When Amy Jackson arrived at the Mountain View Caltrain station on the morning of June 18, she saw riders "stuffing themselves" onto a packed train.

Earlier in the day, a drunken teenager had pushed his disabled Volkswagen onto the tracks in Sunnyvale, where a Caltrain rammed into the car, causing massive delays.

Jackson figured the best way to determine whether she could still take Caltrain to her job in San Francisco was to visit a nearby coffee shop. She used her iPhone to keep tabs on a rider-created Caltrain Twitter feed, which notified her when trains would be departing and whether space was available.

"Everybody was tweeting about it," said Jackson, referring to the 140-character updates. "People were saying it was taking two hours, and, 'I'm still stuck here,' so I just decided to work from Mountain View that day."

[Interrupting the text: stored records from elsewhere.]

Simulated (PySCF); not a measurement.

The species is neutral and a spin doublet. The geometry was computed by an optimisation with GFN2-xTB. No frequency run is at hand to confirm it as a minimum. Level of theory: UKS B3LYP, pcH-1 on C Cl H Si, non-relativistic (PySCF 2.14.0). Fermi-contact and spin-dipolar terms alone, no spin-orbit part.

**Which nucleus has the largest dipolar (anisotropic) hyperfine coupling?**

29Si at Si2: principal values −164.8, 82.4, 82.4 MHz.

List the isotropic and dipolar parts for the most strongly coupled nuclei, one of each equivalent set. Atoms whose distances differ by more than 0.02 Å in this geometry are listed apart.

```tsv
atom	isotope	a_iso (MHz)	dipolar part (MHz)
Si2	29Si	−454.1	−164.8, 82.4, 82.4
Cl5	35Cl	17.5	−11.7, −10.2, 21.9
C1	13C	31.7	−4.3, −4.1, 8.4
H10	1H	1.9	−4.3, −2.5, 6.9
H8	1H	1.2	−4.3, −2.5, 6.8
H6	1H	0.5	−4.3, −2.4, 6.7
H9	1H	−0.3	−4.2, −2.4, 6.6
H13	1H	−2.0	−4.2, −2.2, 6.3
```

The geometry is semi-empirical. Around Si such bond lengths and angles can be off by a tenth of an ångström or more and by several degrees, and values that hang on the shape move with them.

The phenomenon of San Francisco-based Twitter has taken off throughout Silicon Valley and beyond. Tech-savvy Caltrain riders have used the social networking site as a form of empowerment, employing their laptops and mobile phones to post and check delays, report lost items and receive other information that previously had been difficult to come by.

The twitter.com/Caltrain feed launched in May 2008 after riders grew frustrated over lack of official delay updates provided on platforms, on board trains and through government sources such as 511.org.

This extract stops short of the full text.